Part 2 of this article focuses on the relative merits CT-ESPs, to help you decide whether they are worth considering as an alternative to conventional (tubing) deployed ESPs for your field(s).
Background
Part 1 of this article summarises the historical development and current status of CT-ESP technology; it describes “cable-external” and “cable-internal” systems (Figure 1):
Here in Part 2, I dive a little deeper to discuss the benefits, limitations and applications of CT-ESPs… and attempt to answer the question posed in the title.
Relative Merits of Cable-External CT-ESPs
Configuration of the cable-external ESP assembly is essentially the same as a conventional ESP, with the exception that the pump discharge head is attached via a special connector that supports the ESP string weight and routes production inside the CT.
Advantages:
- Simple system – same technology as conventional ESPs (same Power Cable, same ESP equipment).
- Shorter WO duration than for rig-deployed ESPs.
- CTU availability: (Usually) less downtime for replacement of failed equipment compared to waiting for a WO rig.
- Conventional Wellheads and Power Cable feed-through assemblies can be used.

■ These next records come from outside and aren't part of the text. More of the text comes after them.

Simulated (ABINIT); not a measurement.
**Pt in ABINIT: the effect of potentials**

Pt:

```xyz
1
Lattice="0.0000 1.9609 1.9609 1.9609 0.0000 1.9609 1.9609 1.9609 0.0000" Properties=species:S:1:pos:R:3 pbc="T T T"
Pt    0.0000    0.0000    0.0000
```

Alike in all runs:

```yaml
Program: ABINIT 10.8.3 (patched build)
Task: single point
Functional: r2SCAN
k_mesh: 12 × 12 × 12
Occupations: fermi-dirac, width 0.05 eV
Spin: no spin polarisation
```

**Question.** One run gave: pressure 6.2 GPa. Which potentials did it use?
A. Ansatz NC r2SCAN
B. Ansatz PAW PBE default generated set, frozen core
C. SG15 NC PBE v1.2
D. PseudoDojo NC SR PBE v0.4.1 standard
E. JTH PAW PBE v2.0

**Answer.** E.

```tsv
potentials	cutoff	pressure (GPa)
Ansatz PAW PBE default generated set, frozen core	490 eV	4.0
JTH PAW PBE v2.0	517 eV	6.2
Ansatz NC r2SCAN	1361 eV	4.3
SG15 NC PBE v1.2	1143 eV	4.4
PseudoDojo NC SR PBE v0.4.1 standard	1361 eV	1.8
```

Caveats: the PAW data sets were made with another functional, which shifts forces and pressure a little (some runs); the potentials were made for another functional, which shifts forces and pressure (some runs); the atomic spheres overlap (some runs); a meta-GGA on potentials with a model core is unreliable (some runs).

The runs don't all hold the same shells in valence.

- Production casing is protected from any corrosives in well fluids – production from ESP to surface is inside the CT.
- Compared to cable-internal systems, no packer is required.
Disadvantages:
- Production rate are limited by friction losses through the Coil.
- Offshore deployment:
- Larger CT sizes can be operationally challenging because of the increased distance required between Coil and Injector Head (i.e. to avoid excessive bending during deployment/retrieval when the Coil feeds over the gooseneck).
- Additional deck space needed to accommodate separate CT and ESP Power Cable Spoolers.
- Depth limitation (Power Cable must support its own weight): If your reservoir is deeper than 2,000 m (ca. 6,500 ft) then be sure to check feasibility with your Supplier!
- Live well intervention is not possible due to the external location of the Power Cable (unable to effect a proper seal with the BOP during tripping).
- Corrosion: CT materials are typically not rated for long-term exposure to corrosive well effluents, especially to CO2. Various corrosion resistant alloy (CRA) materials such as 13Cr (and higher spec such as Nickel based) are available but add to costs.
Relative Merits of Cable-Internal CT-ESPs
As outlined in Part 1, cable-internal systems typically utilise inverted* ESPs (motor above pump) that produce to surface via the annulus, either as casing production or inside pre-deployed tubing. The ESP Power Cable is inside – and therefore protected by – the Coil. In case hydraulic lines are required (e.g. for downhole chemical injection) or separate instrumentation lines for downhole pressure/temperature monitoring, they are also contained within the CT. Pre-requisite for annular flow is some form of isolation below the CT-ESP such as a sump packer (ref. Figure 1, above).
[*At least one CT/Cable Supplier offers a hybrid variation that utilises a conventional ESP configuration (i.e. pump above motor) and can be run with any brand of ESP equipped with a “standard” pump discharge head. In this case the annular seal is effected either by inclusion of a hydraulic packer just above the ESP or, if a pump seat nipple is incorporated in pre-deployed tubing, an API hold-down tool.]
Advantages:
- Live well intervention is possible.
- Shorter WO duration compared to conventional ESPs.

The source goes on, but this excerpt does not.